Zipline's drones, called "Zips," work by flying at an altitude of over 300 feet.

Zipline, Making delivery drones

Photo Credit: Fly Zipline

Science fiction movies have long predicted that the future will involve things being delivered via drone (think: the pizza drone in Ready Player One), and now, that future may be closer to reality than ever.

A California-based company called Zipline has developed a fleet of autonomous delivery drones, which could revolutionize the way that products are brought to our doorsteps.

Crucially, as much of our delivery services are conducted by gas-powered vehicles, Zipline deliveries could drastically reduce the carbon pollution caused by the industry. Each Zipline flight produces up to 98% less pollution than an equivalent delivery conducted by a dirty energy-powered car or truck.

Zipline's drones are even more efficient than electric delivery vehicles, which some companies, and even the U.S. Postal Service, are pivoting toward in an attempt to cause less environmental harm.

"Over the last decade, global demand for instant delivery has skyrocketed, but the technology we're using to deliver is 100 years old," Zipline CEO Keller Rinaudo Cliffton told Electrek. "We're still using the same 3,000-pound, gas combustion vehicles, driven by humans, to make billions of deliveries that usually weigh less than 5 pounds. It's slow, it's expensive, and it's terrible for the planet."

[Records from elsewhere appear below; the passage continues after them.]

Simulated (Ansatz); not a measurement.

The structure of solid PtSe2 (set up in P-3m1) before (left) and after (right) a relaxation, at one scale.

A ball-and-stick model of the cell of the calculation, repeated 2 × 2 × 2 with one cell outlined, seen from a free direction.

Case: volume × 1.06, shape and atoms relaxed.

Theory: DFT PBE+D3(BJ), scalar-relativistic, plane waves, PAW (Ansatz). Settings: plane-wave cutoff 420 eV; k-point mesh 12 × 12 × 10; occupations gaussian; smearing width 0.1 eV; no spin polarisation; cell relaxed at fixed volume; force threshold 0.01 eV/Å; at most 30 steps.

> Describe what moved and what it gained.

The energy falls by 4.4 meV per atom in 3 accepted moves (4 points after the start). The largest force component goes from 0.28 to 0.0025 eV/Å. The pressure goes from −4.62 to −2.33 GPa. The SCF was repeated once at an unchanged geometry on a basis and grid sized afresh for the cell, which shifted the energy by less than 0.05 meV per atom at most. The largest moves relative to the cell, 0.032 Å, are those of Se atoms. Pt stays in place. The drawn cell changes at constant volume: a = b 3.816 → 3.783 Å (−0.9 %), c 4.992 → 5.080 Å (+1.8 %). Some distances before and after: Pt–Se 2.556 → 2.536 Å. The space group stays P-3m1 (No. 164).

Zipline's drones, called "Zips," work by flying at an altitude of over 300 feet and then dropping down a tether near its precise location that steers it to the exact spot it needs to go. A Zip can complete a 10-mile delivery in approximately 10 minutes, carrying six to eight pounds.

Zipline is currently operating in the United States, Rwanda, Japan, Nigeria, and Ghana, and the company is planning to expand into Kenya and Côte D'Ivoire. So far, it has delivered over five million items and counting, and it expects to hit a million total delivery trips by the end of 2023.